Visually, I’ve always found Cloud to be fairly boring. The baggy purple pants don’t do anything for me, and I’m having a hard time figuring out which is gaudier: the giant metal pauldron or the spikey blond hair. I will give the man points for his giant Buster Sword, though, which is likely the single most iconic object in the entire FF series.

Final Fantasy VIII: Squall

I should save myself some time and just type “Cloud, but better.” I suppose there’d be no excuse for that level of laziness, though.

Squall shares Cloud’s arrogant, often angsty disposition. His claim to fame, however, is a pervasive inner monologue. Since the player spends so much time in Squall’s head, his words and actions often have a context which Cloud’s do not: his reasons for prefering to be a loner, his disdain at being constantly appointed to leadership roles he is suited for but does not want, his all-encompassing contempt for the other party members. There’s not really a lot to like about Squall, but that’s the way he was designed. If you knew a guy like this in real life, you wouldn’t like him very much either, right?

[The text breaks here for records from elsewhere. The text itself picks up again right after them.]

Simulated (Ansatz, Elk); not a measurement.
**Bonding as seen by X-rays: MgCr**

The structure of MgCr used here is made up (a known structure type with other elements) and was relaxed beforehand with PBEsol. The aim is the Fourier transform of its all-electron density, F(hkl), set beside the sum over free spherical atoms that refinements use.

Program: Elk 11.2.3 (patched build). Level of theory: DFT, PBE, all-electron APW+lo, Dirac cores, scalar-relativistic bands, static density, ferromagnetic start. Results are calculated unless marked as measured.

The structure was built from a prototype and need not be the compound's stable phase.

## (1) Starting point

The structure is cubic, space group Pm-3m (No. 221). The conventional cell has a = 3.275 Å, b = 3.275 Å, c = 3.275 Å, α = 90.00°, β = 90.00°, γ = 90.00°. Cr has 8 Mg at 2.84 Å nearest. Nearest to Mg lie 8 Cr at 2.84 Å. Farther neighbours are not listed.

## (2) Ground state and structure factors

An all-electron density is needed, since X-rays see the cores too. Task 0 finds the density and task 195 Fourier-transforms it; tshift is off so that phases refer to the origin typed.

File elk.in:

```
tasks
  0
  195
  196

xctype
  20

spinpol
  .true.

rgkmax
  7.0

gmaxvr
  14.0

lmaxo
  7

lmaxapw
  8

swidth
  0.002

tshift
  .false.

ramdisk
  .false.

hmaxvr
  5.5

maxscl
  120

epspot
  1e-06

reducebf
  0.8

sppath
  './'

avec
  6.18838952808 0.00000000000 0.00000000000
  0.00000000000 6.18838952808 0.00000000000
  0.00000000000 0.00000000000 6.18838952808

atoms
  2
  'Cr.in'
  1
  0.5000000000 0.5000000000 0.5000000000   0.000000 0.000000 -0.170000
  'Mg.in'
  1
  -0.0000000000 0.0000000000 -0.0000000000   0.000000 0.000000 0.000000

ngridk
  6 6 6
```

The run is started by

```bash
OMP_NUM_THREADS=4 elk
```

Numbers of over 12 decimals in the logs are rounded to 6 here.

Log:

Like Cloud, Squall does lighten up a bit over the course of the game. His is a more natural change, though, as he grows more accepting of his friends over time and winds up falling for the overbearingly cheerful Rinoa despite his best attempts to the contrary. We even get a smile out of him during the endgame FMV. Well, half a smile. Okay, it’s a smirk. But it’s something.

Squall edges ahead of Cloud in style and fashion sense. I’ve always liked the fur trim on Squall’s jacket, and as a red-blooded American I can identify with a man who wears jeans when it’s time to go save the world. His gunblade in particular is the very definition of Rule Of Cool. A sword that is also a gun? Bad ass. Arguments to the effect of “no sword could ever have a hilt like that” or “what does the trigger even do” or “okay now seriously that doesn’t make any goddamn sense” are missing the point entirely.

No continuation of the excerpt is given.